Mozambique: “The wounds of the civil war are still open”

Peace still has not come to Mozambique. For Bishop Adriano Langa of Inhambane, “the wounds left behind by war are not as easy to close as a tap.” The traces and aftereffects of the many years of armed conflict are still visible throughout the African country. During a meeting held at the international headquarters of the pontifical foundation Aid to the Church in Need (ACN) in Königstein, Germany, Bishop Langa explained that there is still quite a way to go before it will actually be possible to live in peace.

Bishop Adriano Langa of Inhambane.
Bishop Adriano Langa of Inhambane.

“We say that the war continues to claim lives even though the guns have fallen silent,” he said. “We have yet to overcome the aftereffects of the war fought to gain independence from the colonial power, the civil war as well as the political tensions of 2014 to 2015 … and it will take a very long time for them to disappear. It is something that cannot be seen, but still exists.” The civil war in Mozambique, which lasted from 1977 to 1992, cost the lives of almost one million people. Moreover, an estimated five million people were forced to leave their homes and their homeland. In spite of the peace agreement signed in 1992 the spectre of war could never be banished completely.

ACN supports the church in Mozambique with subsistence support to priest and religious sisters as well as with financial aid for formation and building projects.
ACN supports the church in Mozambique with subsistence support to priest and religious sisters as well as with financial aid for formation and building projects.

Jihadist attacks in the North?

As though this were not enough, a wave of violence was unleashed in October of 2017 in the northern part of the country, in the province of Cabo Delgado. Extremely violent attacks were carried out on villages, during which houses were destroyed and people killed. It is estimated that over one hundred and fifty Mozambicans lost their lives during these attacks, but none of the known groups have claimed responsibility for them. This has given rise to all sorts of speculation, including a direct link to radical Islamist groups.

The bishop of Inhambane is aware of the problem. He gave voice to the concerns of the church, “People die. Or their lives are destroyed … When a house or a village is destroyed, life is also destroyed. The Church is concerned and we hope that the situation can be resolved. More than anything, we hope that this will all come to an end. We want the attacks to cease because there has been a great deal of violence and the situation is very difficult.” According to Bishop Adriano Langa, it is important “to offer signs that the Church is right there.”
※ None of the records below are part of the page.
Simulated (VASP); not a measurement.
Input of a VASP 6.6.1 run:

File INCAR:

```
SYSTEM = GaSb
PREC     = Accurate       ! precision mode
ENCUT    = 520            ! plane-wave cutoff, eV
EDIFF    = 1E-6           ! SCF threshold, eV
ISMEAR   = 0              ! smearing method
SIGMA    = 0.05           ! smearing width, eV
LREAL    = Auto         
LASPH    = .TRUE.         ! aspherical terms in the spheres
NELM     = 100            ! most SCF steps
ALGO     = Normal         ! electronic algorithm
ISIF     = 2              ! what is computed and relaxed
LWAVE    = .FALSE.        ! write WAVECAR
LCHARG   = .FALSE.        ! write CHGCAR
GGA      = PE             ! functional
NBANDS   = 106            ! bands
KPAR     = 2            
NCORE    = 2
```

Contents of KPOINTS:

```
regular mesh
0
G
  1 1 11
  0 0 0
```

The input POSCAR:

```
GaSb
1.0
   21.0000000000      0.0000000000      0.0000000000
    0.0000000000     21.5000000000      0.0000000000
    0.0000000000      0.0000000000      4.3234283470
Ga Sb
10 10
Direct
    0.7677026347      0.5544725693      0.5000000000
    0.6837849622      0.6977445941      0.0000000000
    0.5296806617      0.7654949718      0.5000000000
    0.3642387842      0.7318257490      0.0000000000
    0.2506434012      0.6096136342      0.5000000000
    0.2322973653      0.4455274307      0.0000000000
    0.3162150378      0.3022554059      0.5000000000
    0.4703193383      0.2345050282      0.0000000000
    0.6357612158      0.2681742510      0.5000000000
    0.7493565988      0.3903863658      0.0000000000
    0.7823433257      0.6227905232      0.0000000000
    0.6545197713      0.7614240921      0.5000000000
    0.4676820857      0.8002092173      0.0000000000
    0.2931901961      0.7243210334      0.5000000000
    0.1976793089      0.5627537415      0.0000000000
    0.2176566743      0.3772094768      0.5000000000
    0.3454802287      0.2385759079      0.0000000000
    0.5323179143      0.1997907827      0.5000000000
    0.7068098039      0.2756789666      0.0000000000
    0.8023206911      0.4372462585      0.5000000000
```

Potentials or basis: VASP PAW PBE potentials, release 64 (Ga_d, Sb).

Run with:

The civil war in Mozambique, which lasted from 1977 to 1992, cost the lives of almost one million people.
The civil war in Mozambique, which lasted from 1977 to 1992, cost the lives of almost one million people.

Traces of poverty

The civil war has had a dramatic effect on Mozambique: in addition to the numbers of deceased, injured and displaced, the entire country was plunged into underdevelopment. In 1990, while the civil war still raged, Mozambique was considered the poorest country in the world. Today, the prevailing poverty is another sign that the “tap” of war has not been completely turned off yet. The Church is aware of the problem.

According to Bishop Alberto Vera, president of Caritas Mozambique and bishop of Nacala, the poverty rate primarily rose in rural areas this year and prosperity has only increased in the circles of the political and financial elite. This has only deepened the chasm between the country’s rich and poor.

Bishop Adriano Langa confirmed this assessment during the interview with the ACN foundation. “Of course there is poverty in Mozambique, that is indisputable.” For the bishop of Inhambane, the poverty is particularly evident in rural areas, one example being in his diocese, which has very poor infrastructure. “When there are no roads, communication becomes very poor and that is what is happening in Mozambique. The north produces a great deal; however, the products do not reach the south because of the lack of roads.”

ACN supports the church in Mozambique with subsistence support to priest and religious sisters as well as with financial aid for formation and building projects. The foundation funded projects in 2017 with almost 650,000 euros in grants.